Just after Marshawn danced into the end zone from 21 yards out the image of Tom Brady's leg buckling under the weight of Kansas City safety Bernard "Karma" Pollard splashed across TV screens from coast to coast. In a play eerily similar to the one that saw Vince Wilfork roll over JP Losman's leg early last season, Mr. Bunchen's season appears to be over. This is not to say JP Losman is Tom Brady. As far as I know, Losman has never dumped a pregnant woman for a supermodel...and he still has all his ACLs intact.

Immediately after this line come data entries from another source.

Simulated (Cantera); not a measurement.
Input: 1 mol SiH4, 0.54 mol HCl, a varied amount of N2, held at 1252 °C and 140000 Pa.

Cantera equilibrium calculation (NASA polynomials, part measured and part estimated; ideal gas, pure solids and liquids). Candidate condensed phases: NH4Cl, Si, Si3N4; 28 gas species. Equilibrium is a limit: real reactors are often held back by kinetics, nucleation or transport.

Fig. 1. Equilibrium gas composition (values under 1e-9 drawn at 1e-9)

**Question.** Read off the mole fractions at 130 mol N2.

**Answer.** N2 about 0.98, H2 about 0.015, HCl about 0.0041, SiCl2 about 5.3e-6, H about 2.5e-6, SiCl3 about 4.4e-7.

Sorry Tom, as I'm sure you're in a great deal of pain. It's unfortunate that this is how fate chose to finally punish your team for all the cheating, run up scores and generally lecherous behaviour. I would have gone with dual lifetime suspensions for Moss and Harrison for masterminding the collapse of the mortgage market or had Belichick kidnapped by a jilted husband.

One way or another it comes time to pay the piper. Just like communism, $140 oil and the popularity of reality shows involving dancing, that which is truly unjust can not be sustained forever. Perhaps we can now add the Patriots Regime to that list. With one awkwardly bent knee the world has become right again and a nation's faith is restored. In the end, are we at all surprised that this happened on a Sunday?